Departmental Views on H.R. 2720

I hope that this overview has provided you with a picture of what the Department is doing to manage the control of tamarisk and other harmful exotic species.  With the above discussion in mind, let me turn to H.R. 2720.

The “Salt Cedar and Russian Olive Control Demonstration Act” establishes a two-pronged approach to control of these species.  Section 2(c) of the legislation would require the Secretary of the Interior, working under a Memorandum of Understanding with the Secretary of Agriculture, to complete an assessment of the extent of infestation by these species in the western United States.  The assessment is also to consider existing research on methods to control these species; the feasibility of reducing water consumption; methods and challenges in land restoration; and the estimated costs of destruction, biomass removal, and restoration and maintenance.  The Secretary is also required to submit a report on the assessment to the committees of jurisdiction.  Finally, the Secretary is to identify long-term funding strategies that could be implemented by federal, state, and private land managers.

We view a comprehensive assessment positively, and believe such an approach helps federal land managers develop a more coordinated, long-term approach to addressing the problems associated with these species.  While we agree with the goals of the bill, we have concerns with some provisions.

Subsection 2(e) of the bill would require that the Secretary initiate demonstration projects to determine the most effective control methods, and provides certain criteria that must be included in the project designs.  We recognize the importance of carrying out strictly controlled projects that will quickly provide us with practical control and revegetation methods that can be used by our land managers on the ground.  As noted above, the Department has previously been working with our partners to develop and implement an integrated approach to management of tamarisk and Russian olive.

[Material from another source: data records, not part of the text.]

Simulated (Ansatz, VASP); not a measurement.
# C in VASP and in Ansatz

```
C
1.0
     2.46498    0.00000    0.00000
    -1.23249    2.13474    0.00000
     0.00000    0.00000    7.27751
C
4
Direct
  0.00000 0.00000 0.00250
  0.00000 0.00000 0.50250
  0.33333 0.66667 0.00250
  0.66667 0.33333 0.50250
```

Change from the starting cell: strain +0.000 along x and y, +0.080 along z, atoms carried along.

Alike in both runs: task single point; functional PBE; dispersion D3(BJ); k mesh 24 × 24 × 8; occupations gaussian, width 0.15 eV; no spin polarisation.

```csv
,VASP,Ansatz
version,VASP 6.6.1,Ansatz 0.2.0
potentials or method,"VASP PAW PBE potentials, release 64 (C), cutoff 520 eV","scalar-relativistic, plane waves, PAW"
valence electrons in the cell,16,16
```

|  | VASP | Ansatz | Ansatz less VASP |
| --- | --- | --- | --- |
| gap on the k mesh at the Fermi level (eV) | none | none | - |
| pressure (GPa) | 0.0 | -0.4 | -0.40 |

In addition, the legislation would authorize $20 million for fiscal year 2006, and $15 million for each fiscal year thereafter through 2010.  While the Administration’s crosscut budget demonstrates our commitment to control invasive species such as tamarisk and Russian olive, the program established under this legislation would have to compete with other priority activities within the context of the President’s Budget.  We have concerns about the mandatory nature of the authorizing language, and recommend language that is more permissive in nature.  Finally, the Department notes that the actions called for in H.R. 2720 can be achieved within existing authorities.

Conclusion

In closing, I want to assure the Committee that the Department is prepared and committed to identifying, assessing, and acting to curb the economic and ecological impacts of tamarisk and Russian olive in the West.  We will continue to work with our partners, and we agree with the intention of H.R. 2720 to more systematically develop a more effective regional control strategy for tamarisk and Russian olive.  Our goal is to ensure the protection of our water resources and the restoration of important wildlife habitat.

We share the Committee’s concerns and interest in this issue, and offer to work with the Committee to ensure that any legislation promotes an efficient and effective control strategy.  Mr. Chairman, this concludes my statement and I am happy to answer any questions that you might have.